Heuristic:Apache Spark Partition Sizing Tips
| Knowledge Sources | |
|---|---|
| Domains | Optimization, Partitioning |
| Last Updated | 2026-02-08 22:00 GMT |
Overview
Partition sizing heuristics: 2-3 tasks per CPU core, 128MB max per file partition, 200 default shuffle partitions (usually wrong), and Adaptive Query Execution (AQE) for automatic runtime optimization.
Description
Partition count is one of the most impactful tuning parameters in Spark. Too few partitions leads to memory pressure and underutilization of cores. Too many partitions creates excessive scheduling overhead and small-file problems. The default of 200 shuffle partitions is a compromise that is often too high for small datasets and too low for large ones. Since Spark 3.2.0, Adaptive Query Execution (AQE) is enabled by default and can dynamically coalesce shuffle partitions at runtime, largely eliminating the need for manual tuning.
Usage
Use these heuristics when tuning spark.sql.shuffle.partitions, spark.default.parallelism, or spark.sql.files.maxPartitionBytes. Also apply when encountering OOM errors during reduce operations (groupByKey, join), as increasing parallelism reduces per-task working set size.
The Insight (Rule of Thumb)
- Action: Set `spark.default.parallelism` to 2-3x the number of CPU cores across the cluster.
- Value: For SQL workloads, rely on AQE (`spark.sql.adaptive.enabled = true`) with a large initial `spark.sql.shuffle.partitions` (e.g., 2000) and let AQE coalesce.
- File Partitioning: `spark.sql.files.maxPartitionBytes` = 128MB (default). Over-estimate `spark.sql.files.openCostInBytes` (4MB default) to ensure small files get fast scheduling.
- Skew Handling: AQE detects skewed partitions when size > 5x median AND > 256MB, then splits them automatically.
- Trade-off: More partitions mean smaller per-task memory but more scheduling overhead. Tasks as short as 200ms are efficient due to JVM reuse.
AQE Parallelism First Mode
- Default: `spark.sql.adaptive.coalescePartitions.parallelismFirst = true`
- Effect: Ignores the 64MB advisory target, only respects 1MB minimum. Maximizes parallelism.

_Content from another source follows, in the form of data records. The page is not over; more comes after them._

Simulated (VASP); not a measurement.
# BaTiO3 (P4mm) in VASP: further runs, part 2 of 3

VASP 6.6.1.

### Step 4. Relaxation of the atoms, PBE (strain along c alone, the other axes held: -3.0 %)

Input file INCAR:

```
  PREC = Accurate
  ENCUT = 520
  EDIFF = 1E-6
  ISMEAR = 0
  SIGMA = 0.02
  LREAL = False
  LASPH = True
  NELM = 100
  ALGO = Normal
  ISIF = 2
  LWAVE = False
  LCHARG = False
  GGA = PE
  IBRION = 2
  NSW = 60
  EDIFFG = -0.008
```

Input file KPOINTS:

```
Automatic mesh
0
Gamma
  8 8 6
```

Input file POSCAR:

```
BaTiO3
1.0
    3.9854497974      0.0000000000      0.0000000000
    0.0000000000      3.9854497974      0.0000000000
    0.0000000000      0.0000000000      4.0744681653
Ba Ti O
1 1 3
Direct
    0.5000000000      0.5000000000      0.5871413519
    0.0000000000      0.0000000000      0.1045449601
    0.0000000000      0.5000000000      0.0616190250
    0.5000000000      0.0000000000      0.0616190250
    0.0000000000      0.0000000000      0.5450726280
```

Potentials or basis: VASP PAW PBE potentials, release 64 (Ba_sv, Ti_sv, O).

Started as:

- When to change: Set to `false` on busy shared clusters where resource efficiency matters more than single-query speed.
Reasoning
Spark reuses the JVM across tasks within an executor, making task startup cost negligible (unlike Hadoop MapReduce). This means it is safe to use far more tasks than physical cores. More tasks directly reduce per-task working sets, which is the primary fix for OOM errors during reduce operations. The 200ms minimum task duration guideline balances parallelism against the irreducible scheduling overhead.
The AQE advisory partition size of 64MB represents a sweet spot: small enough to avoid memory pressure, large enough to amortize task scheduling overhead. The skew detection thresholds (5x median, >256MB) are calibrated to avoid false positives while catching genuinely problematic data distributions.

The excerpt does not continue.